This case involves the question of whether a mechanic’s lien under code section 353 is prior to the claim of a conditional vendor, where the mechanic’s lien is asserted for loading, hauling, and unloading an oil well drilling rig and equipment. The statute extends the lien to things “constructed, manufactured, or repaired.” Miss. Code Ann. § 353 (1956). The Circuit Court of Rankin County gave a peremptory instruction for the conditional vendor, appellee Cabot Corporation. From that judgment Sidney T. White, d/b/a White Heavy Haulers, has appealed. We affirm.

Code section 353 provides:

All carriages, buggies, wagons, plows, or any article constructed, manufactured or repaired for any person, and at his instance, shall be liable for the price of the labor and material emploj'ed in constructing, manufacturing, or repairing the same; and the mechanic to whom the price of said labor and material may be due shall have the right to retain possession of such things so constructed, manufactured, or repaired until the price be paid; and if the same shall not be paid within thirty days, he may commence his suit in any court of competent jurisdiction, and, upon proof of the value of the labor and materials employed in such repairs, manufacture or construction, he shall be entitled to judgment against the party for whom such labor was done or materials fitrnished, with costs, as in other cases, and to a special order for the sale of the property retained in his possession for the payment thereof, with costs, and to an execution, as in other cases, for the residue of what remains unpaid after sale of the property.

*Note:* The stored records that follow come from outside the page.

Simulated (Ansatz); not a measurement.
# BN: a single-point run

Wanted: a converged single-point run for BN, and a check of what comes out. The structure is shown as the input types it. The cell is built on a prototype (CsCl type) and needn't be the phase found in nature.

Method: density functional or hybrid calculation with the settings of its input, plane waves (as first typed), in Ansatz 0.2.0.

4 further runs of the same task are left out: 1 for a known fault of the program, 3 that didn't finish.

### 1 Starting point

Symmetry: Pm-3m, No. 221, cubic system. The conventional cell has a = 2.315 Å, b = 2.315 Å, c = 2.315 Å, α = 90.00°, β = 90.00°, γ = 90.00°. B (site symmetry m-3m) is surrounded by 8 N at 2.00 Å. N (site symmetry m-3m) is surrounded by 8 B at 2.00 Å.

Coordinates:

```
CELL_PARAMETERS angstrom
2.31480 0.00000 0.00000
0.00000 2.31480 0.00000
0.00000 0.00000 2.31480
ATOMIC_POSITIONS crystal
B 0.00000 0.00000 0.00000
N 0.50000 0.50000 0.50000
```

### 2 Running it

On May 7, 1964, Cabot Corporation (called Cabot) with principal offices in Houston, Texas, sold to A. R. Aldridge, doing business as Auby’s Well Service and Workover Company, two oil well drilling rigs for a consideration of $122,248.58, with the vendor retaining title until purchase price was paid. Only one of the rigs is involved here. The conditional sale contract was recorded in Hinds and Rankin Counties. The contract provided that Al-dridge would not sell or encumber the equipment without the written consent of the seller. Nevertheless, in violation of this agreement, and without the knowledge or consent of Cabot, on November 1, 1964, Aldridge sold the rig to Howard Parker, who was plaintiff in the trial court. Sidney White, d/b/a White Heavy Haulers, performed certain loading and hauling services for Aldridge on the rig. Aldridge did not pay White for some of these services, and White refused to release the rig from his yard. Parker brought this re-plevin action against White, and Cabot joined by way of affidavit as claimant. Al-dridge had defaulted in the payments under the conditional sale contract. Parker failed to appear and the suit was dismissed with prejudice as to him. The issue was tried between White and Cabot, and the circuit court gave a peremptory instruction for Cabot.

From May 1964, up to the time the rig collapsed in February 1965, White, in his business as a heavy hauler, rendered certain services in connection with the use of the rig. Sometime in February 1965, the rig collapsed or turned over while in use by Parker in Wayne County. A representative of Cabot then made arrangements with White to move the rig to White’s yard in Rankin County. The cost of removing the rig to White’s yard was paid into the registry of the court by Cabot, which amount it admitted owing him.

The key issue is whether the rig was “constructed, manufactured, or repaired” by White’s services. Certainly White did not manufacture the rig, and he admitted that he did not repair it, so the question is whether White has a lien for “the labor and material employed in constructing * * *» it.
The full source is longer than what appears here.